'ISIL' deputy ringleader killed in Mosul missile strike

A member of the Iraqi forces carries a rocket launcher on his back as he stands past Humvees in the Old City of Mosul on April 16, 2017, during an offensive to recapture the city from Daesh terrorists. (Photos by AFP)
A member of the Iraqi forces carries a rocket launcher on his back as he stands past Humvees in the Old City of Mosul on April 16, 2017, during an offensive to recapture the city from Daesh terrorists. (Photos by AFP)
Iraqi government forces have reportedly killed the deputy ringleader of the Takfiri Daesh terrorist group in western Mosul as they are engaged in joint operations with volunteer fighters from the Popular Mobilization Units to drive the extremists out of their last urban stronghold in the country.

(Press tv) -- Federal Police Forces Commander Lieutenant General Raed Shaker Jawdat said Abu Abdulrahman, identified as the second-in-command of Daesh and a very close aide to its purported leader Ibrahim al-Samarrai aka Abu Bakr al-Baghdadi, was killed on Wednesday after Iraqi troops lobbed a barrage of missiles at a militant position in the Zanjili neighborhood of western Mosul, Arabic-language Shafaaq news agency reported.

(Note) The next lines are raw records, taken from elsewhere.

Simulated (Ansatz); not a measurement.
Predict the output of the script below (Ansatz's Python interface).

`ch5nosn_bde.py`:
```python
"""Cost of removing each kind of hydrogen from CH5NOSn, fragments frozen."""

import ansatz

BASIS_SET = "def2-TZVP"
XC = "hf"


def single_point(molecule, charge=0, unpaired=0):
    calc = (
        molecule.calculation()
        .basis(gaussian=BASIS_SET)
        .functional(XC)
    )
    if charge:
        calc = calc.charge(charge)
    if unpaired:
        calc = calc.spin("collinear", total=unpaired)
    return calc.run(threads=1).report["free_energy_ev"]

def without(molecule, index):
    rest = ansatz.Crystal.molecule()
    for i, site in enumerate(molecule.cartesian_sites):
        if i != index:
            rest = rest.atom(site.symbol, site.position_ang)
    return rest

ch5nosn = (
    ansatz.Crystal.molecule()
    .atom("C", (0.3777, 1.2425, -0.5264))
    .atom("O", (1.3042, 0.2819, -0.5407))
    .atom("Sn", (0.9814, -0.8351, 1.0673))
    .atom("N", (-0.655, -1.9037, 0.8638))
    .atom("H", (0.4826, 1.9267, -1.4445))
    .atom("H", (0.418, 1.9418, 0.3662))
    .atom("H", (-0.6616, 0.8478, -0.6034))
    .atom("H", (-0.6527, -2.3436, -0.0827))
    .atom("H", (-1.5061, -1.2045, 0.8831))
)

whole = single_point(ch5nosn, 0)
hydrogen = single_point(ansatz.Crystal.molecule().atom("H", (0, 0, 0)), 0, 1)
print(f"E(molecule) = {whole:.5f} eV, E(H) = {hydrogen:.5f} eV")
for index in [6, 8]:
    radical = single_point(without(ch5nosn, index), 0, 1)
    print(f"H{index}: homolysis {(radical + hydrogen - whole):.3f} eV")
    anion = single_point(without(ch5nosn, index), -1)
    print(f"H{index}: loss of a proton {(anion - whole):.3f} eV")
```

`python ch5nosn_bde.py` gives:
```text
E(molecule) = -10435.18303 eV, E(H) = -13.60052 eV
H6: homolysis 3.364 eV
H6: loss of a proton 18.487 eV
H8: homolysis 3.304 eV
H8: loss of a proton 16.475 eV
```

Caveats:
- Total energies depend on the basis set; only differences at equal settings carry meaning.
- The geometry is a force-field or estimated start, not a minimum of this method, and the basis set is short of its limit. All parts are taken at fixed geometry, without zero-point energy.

Jawdat added that his forces also launched a number of rockets at predetermined targets near Omar al-Aswad Mosque in the al-Farouq district of the Old City of Mosul, killing a high-ranking Daesh militant figure and four other Takfiri terrorists. The commander was later identified as Abu Walid al-Tunisi.

Moreover, Iraqi police forces fired several artillery rounds into western Mosul's Ras al-Jadah neighborhood, killing Abu Maria al-Roumi, a Daesh commander of Russian origin.

The self-proclaimed Daesh director of tribal affairs, Abu Abdullah al-Shabaki, was also reportedly killed in a US-led airstrike in Zanjili neighborhood.

The United Nations says nearly half a million civilians had fled fighting since the offensive to retake Mosul from Daesh terrorists started on October 17, 2016.

The UN Office for the Coordination of Humanitarian Affairs said on Monday that 493,000 people had been displaced from the city, located some 400 kilometers north of the capital Baghdad.

As many as 500,000 civilians are still trapped in Daesh-controlled neighborhoods of western Mosul.

Iraqi army soldiers and pro-government fighters from the Popular Mobilization Units, commonly known by the Arabic name Hashd al-Sha’abi, have made sweeping gains against the Takfiri elements since launching the operation to retake Mosul.

The Iraqi forces took control of eastern Mosul in January after 100 days of fighting, and launched the battle in the west on February 19.